Back from León
15 Jan 2011Val and I came back from León a week ago, after a much needed month-long stay. It was a bittersweet visit: I was delighted to see so many friends and family doing well, but while we were there, on January 2nd, my grandmother died of pneumonia after a long decay. I expected it to happen any day for the past few years (and, all things considered, I am glad she’s finally at peace), but I did not expect to be there to say goodbye.

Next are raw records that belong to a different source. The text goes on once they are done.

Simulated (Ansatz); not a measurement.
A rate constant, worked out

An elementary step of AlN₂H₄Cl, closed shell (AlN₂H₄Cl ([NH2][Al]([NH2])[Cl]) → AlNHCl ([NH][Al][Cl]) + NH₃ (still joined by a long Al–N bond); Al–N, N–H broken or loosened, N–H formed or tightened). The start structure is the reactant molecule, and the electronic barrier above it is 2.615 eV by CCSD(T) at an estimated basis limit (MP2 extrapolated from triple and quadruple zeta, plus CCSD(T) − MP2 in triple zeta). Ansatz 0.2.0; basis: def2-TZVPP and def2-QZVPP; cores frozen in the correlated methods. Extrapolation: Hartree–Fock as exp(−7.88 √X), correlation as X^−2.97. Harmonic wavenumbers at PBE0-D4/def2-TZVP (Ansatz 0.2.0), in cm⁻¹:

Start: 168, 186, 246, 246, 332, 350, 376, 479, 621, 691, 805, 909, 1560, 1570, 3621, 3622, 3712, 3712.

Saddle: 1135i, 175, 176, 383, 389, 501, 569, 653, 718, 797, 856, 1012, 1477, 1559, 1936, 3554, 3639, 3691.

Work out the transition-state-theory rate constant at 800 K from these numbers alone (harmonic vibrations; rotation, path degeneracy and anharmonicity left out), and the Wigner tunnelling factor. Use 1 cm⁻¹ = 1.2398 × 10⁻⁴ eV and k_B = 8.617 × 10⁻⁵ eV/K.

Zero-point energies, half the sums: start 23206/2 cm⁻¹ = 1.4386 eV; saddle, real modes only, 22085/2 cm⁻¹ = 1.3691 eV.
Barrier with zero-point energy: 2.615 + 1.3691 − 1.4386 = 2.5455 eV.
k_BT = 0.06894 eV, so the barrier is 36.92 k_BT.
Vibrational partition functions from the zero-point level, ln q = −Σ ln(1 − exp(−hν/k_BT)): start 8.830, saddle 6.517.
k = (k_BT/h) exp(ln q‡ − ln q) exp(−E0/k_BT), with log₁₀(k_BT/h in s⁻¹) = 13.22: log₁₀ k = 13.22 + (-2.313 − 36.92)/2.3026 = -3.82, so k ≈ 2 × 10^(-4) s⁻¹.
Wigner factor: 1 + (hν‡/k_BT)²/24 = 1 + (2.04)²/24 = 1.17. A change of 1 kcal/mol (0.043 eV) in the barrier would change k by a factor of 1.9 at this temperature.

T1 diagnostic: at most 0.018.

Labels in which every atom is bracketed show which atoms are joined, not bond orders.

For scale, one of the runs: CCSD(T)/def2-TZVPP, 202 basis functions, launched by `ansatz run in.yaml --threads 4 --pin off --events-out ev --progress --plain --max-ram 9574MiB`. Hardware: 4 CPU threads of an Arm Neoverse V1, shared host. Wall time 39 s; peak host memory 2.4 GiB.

I find now that going back to my hometown makes me feel older—or rather, it lets me realize my age, the status of my generation. I have plenty of younger nephews and cousins that I can barely recognize, and to whom I’m only vaguely familiar too. “Do you know who I am?” often draws out a negative, as it did when I was a boy and some traveling relative (an Older Man, to my eyes) came to León on a visit. Many of my friends have left the city or are otherwise engaged in grown-up activities and worries: mortgages, kids, schools, and the like. And the city, of course, has grown and changed: I find it slightly unsettling and unfamiliar how the old paths I took no longer take me where I want to go, and how the places I want to go to are not necessarily there anymore. In Toronto, and now in Victoria, I’m somewhat removed from all this; having it all hit me at once is a bit of a shock.
And yet it’s all good: seeing all these people and places, however different from those that I left behind on our previous visit, still brings out many of the same chords and emotions, the same aromas and flavours that are a part of me and that I didn’t know I’d miss so much, because I hadn’t learned to tell them apart from those of the rest of the world.